Yamasee War

     1715 - 1728

    The Yamasee were a tribe of the Muskogean linguistic group. Their homelands, like the Tuscarora, were in the Carolinas. And like the Tuscarora, the Yamasee lands were encroached upon by the Euro-American immigrants who felt the land was theirs for the taking.

    The Yamasee had been allies with the Euro-Americans for many years, but the white settlers continually took advantage of them and corrupted them with liquor. The Yamasee became more and more alienated from the white men as their families were taken captive and sold into slavery to pay for debts incurred from rum handouts.

    On Good Friday, 15 April 1715, the Yamasee tribe, along with other local tribes, including the Catawba and the Lower Creeks, launched a war against the Euro-American settlements in the vicinity of present-day Savannah, Georgia. Over one hundred of the settlers were killed, and a large number of those who escaped death were driven northward to Charleston. It is believed that the Yamasee War was instigated by the Spanish.

    At Charleston, Charles Craven, the governor of the South Carolina colony, organized a force of militia to repel the Indians. During the next few months the South Carolina militia campaigned against the Yamasee and the other local Indian tribes. As a result of the militia's actions, the Yamasee were almost completely annihilated.
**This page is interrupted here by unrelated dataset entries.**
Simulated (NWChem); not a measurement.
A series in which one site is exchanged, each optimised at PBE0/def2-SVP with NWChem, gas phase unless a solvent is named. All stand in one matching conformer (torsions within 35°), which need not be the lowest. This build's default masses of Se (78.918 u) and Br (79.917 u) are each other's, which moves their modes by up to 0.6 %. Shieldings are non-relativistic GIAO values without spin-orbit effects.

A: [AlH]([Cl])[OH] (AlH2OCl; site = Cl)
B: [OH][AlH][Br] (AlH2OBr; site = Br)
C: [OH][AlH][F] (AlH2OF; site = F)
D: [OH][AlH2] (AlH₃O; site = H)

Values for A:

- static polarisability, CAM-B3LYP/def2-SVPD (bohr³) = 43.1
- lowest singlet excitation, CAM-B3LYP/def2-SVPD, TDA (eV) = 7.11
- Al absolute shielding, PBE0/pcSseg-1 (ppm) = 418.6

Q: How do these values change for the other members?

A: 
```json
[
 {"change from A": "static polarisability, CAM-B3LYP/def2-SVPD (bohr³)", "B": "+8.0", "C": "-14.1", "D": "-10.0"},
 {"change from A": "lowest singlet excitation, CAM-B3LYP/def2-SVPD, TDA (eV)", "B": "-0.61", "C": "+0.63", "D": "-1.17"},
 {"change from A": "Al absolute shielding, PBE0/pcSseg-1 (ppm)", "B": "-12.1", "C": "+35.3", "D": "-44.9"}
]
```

    In January 1716, a combined South Carolina militia and Cherokee force routed the last remaining Yamasee from the region northwest of Port Royal.

    The surviving Yamasee moved southward into Florida, where they became integrated with the Seminole tribe.

    A brief war between England and Spain, that lasted from February 1727 to March 1728, provided a motive for a unit of South Carolina militia to march southward into Florida to destroy a Yamasee village near St. Augustine on 09 March 1728.